It’s at times like this, when I’m accepting a mission from a 12,000-year-old mummy who dresses in expensive businesswear and is downright cordial that I hear that familiar refrain in my head: “Why aren’t more people playing The Secret World? They’re missing out, they are.”
And it’s true. The more I dig into the Secret World, the more I keep discovering how this is a diamond in the rough of MMOs. It’s been dismissed too quickly by some and avoided by others, but even with the awesomeness of Guild Wars 2 out, I’m still inclined to say that this might be the MMO of the year. It’s certainly the gutsiest, but its difference from the rest of the pack is part of its incredible allure.
I remember reading someone who said that TSW wasn’t really that innovative aside from the handful of investigation quests, and that statement’s chafed with me the more I’ve played it. The whole questing system is a lot more involved than typical MMOs, and often quite challenging. Stealth quests reward strategic approaches and non-linear thinking. Even your standard “action” quests often involve puzzle solving and thoughtful approaches. Just barging in is a recipe for getting oneself killed, and quickly. I’ve also come to cherish every quest (excluding the sidequest) acceptance, because the quest givers deliver very memorable performances and stories that get you right into the mood of the game.
It’s not all perfect and I certainly don’t begrudge people forming an opinion based on personal preference. For me, I’m very comfortable in saying that The Secret World is a great game, and I’m not going to swing over to the critics’ side to preface that statement with a bullet point list of perceived failings. It’s messily brilliant, and I’m glad it’s on the field.
TSW really was destined to be a niche title, but I think it could really flourish if Funcom accepts that and stops trying to tap into the mainstream dollar. It’s no secret (har) that TSW is struggling mightily with underperforming sales and a highly competitive market. When I ask myself that question above, I already know the many answers. The Secret World has a very strong headwind blowing against it, and it’s going to have to struggle for every inch of success from here on out. So here are the four biggest issues I see for TSW gaining wider acceptance and greater profit — and what the solution to each might be.
I can see why BioWare decided to go sub-only for SWTOR’s launch, but it’s really hard to understand Funcom’s reasoning with The Secret World doing the same. After all, both its other MMOs have free-to-play options, so the studio is not unfamiliar with the doors that F2P opens. Maybe the execs fooled themselves into thinking that very strong beta numbers were going to translate into the same amount of subscription-paying players.
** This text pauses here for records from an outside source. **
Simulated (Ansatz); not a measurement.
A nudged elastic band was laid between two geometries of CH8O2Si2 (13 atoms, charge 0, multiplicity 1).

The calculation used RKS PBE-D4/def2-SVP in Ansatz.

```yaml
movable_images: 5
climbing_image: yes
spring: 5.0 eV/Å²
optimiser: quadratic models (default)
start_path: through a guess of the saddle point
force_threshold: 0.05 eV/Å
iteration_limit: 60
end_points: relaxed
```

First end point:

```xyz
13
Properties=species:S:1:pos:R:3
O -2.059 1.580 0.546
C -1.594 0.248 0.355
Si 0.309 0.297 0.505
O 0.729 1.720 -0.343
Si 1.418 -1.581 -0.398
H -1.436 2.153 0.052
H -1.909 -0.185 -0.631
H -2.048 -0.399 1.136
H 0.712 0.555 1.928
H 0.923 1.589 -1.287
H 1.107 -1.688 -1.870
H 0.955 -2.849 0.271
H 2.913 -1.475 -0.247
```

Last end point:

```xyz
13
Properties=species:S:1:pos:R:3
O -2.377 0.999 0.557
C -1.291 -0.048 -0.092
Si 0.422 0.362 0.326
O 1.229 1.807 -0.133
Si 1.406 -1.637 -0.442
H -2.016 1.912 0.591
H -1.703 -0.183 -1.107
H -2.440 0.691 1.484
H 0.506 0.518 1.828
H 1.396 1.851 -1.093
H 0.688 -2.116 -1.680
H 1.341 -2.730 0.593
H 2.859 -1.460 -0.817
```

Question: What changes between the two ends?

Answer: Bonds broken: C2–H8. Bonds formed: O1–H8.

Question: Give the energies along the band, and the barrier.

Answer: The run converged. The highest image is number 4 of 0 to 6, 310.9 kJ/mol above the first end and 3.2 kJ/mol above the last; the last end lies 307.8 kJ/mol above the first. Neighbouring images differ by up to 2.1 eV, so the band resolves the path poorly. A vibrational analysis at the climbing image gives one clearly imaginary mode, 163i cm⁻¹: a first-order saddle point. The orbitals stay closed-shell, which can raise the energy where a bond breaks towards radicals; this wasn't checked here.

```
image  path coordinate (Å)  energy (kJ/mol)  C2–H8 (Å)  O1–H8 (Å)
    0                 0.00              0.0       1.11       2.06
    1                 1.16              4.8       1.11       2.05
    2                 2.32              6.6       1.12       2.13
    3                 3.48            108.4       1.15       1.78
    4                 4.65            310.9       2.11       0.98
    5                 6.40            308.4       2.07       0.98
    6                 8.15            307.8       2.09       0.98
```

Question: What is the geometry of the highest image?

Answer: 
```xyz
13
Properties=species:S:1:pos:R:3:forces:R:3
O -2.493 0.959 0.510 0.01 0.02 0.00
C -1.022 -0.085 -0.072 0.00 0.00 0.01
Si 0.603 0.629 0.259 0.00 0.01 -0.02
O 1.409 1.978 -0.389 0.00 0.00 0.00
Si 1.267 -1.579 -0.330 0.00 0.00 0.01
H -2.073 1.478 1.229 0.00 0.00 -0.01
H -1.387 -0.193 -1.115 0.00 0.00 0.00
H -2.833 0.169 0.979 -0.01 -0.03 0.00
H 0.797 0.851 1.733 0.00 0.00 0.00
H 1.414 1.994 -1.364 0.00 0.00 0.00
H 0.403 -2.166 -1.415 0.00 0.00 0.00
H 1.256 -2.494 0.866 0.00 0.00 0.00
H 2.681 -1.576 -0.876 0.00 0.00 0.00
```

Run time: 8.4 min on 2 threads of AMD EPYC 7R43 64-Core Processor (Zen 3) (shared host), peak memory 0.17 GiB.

In any case, that’s not what happened. It’s a shame, because TSW has all the pieces for F2P (and Ragnar Tornquist pretty much said its an inevitability at this point anyway). There’s a cash shop in place, and the game is segmented nicely into different world zones. So just make the first (Solomon Island) free and charge for Egypt, Transylvania, and so on. Or beef up the cash shop with loads of tempting cosmetic purchases.
Solution: Go free-to-play, and do it soon. If we don’t hear Funcom making the announcement of this transition by the end of this year, I’ll be very surprised. Personally, I’d love to play TSW without a sub fee, and the F2P launch will give people a second opportunity to hear and try the game.
2. Mature rating
It might not be a major sticking point for some of you, but I can imagine that this gory and decidedly adult-themed MMO has turned a few away with its subject matter alone. It’s an R-rated spectacle in a sea of PG and PG-13 MMOs, and that limits its playerbase in much the same way as movies do.
Solution: Huh… perhaps give parents and players a language/gore filter, but that would have to cover some substantial spoken/written dialogue and pervasive images. It just might not be something Funcom can tone down, even if it would want to.
3. Unfamiliar genre blend
A large, large majority of MMOs are fantasy, and no matter how we moan about that fact, a large, large percentage of players flock to the familiar. The Secret World is a strange blend of contemporary settings, horror, science fiction, conspiracy, and occult. Those don’t have the widespread appeal of fantasy and haven’t made significant inroads into the MMO genre yet. TSW is pioneering in several places, but it’s a tough sell for players who look at it and go, “What is this? I don’t get it.”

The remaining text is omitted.